Color of Edibles

Color of Edibles

veggiecolor.jpgI saw very few (if any) edibles this year in the Show Gardens at the Northwest Flower and Garden Show. Last year, many gardens had a small patch of edibles and some even had chickens.

As you know, last year I ranted and raved about the edibles I saw. I grow them, as you know, and I was excited to see them implemented last year. I was hoping it would be trend that would continue this year, especially with the state of the economy and more people growing and wanting to grow some of their own food. Why not combine some edibles with ornaments and make them part of your décor? I think if I was in garden design, I would definitely encourage garden growers to add edibles.
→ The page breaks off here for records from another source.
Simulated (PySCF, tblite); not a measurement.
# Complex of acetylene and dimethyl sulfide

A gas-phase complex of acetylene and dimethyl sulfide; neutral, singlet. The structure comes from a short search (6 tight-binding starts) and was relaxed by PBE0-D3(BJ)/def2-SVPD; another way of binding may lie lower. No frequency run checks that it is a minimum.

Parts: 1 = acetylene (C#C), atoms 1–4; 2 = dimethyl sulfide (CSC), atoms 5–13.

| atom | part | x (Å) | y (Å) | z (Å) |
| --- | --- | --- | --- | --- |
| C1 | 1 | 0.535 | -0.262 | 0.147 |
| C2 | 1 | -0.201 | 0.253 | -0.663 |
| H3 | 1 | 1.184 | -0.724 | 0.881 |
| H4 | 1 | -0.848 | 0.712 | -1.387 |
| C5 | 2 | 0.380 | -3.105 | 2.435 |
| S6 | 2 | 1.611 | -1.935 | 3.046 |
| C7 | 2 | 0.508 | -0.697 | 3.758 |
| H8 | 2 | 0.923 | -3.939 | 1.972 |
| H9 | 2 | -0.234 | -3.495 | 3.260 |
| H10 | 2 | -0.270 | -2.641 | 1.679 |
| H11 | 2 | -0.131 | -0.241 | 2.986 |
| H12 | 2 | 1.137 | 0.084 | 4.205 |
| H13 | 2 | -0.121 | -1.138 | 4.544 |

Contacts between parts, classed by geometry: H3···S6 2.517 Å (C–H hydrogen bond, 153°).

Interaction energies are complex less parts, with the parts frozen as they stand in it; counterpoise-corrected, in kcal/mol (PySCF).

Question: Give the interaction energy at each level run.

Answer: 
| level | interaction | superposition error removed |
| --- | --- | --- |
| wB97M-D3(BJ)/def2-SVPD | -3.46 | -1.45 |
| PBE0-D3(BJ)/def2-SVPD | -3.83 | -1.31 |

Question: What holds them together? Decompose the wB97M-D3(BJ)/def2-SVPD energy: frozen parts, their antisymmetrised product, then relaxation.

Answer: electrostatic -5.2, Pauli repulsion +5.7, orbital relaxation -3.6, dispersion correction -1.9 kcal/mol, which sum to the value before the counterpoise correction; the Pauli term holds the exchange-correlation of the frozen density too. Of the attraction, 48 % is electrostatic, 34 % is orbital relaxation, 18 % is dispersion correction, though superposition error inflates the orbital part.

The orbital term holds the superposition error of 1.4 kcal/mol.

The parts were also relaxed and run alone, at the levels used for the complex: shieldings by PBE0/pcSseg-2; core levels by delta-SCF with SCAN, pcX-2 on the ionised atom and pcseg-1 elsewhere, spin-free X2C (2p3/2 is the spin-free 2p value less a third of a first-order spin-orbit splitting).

Planned edibles can enhance your design. Colors abound, as do heights of plants. Here are some colors that you can use to your advantage.

  • Edible flowers come in all ranges of colors, including purple and yellow.
  • Sugar Snap Peas produce white blossoms before developing their pods.
  • The tops of carrots are a feather-like, soft green color.
  • Leafy Lettuce can vary from light to darker greens.
  • Cucumbers climb trellises and can add vertical depth. Their blossoms add yellow.
  • Strawberries add both a touch of white (blossoms) and red (berries).
  • Tomatoes can add yellow, oranges and reds.
  • Peppers will add an entire range of colors and also add height.

If you plan edibles with your ornaments, keep growing season length, ripening schedule and sun needs in mind as you. Most vegetables need about six hours of sun each day. And pull them out when they are done to keep your beds looking nice.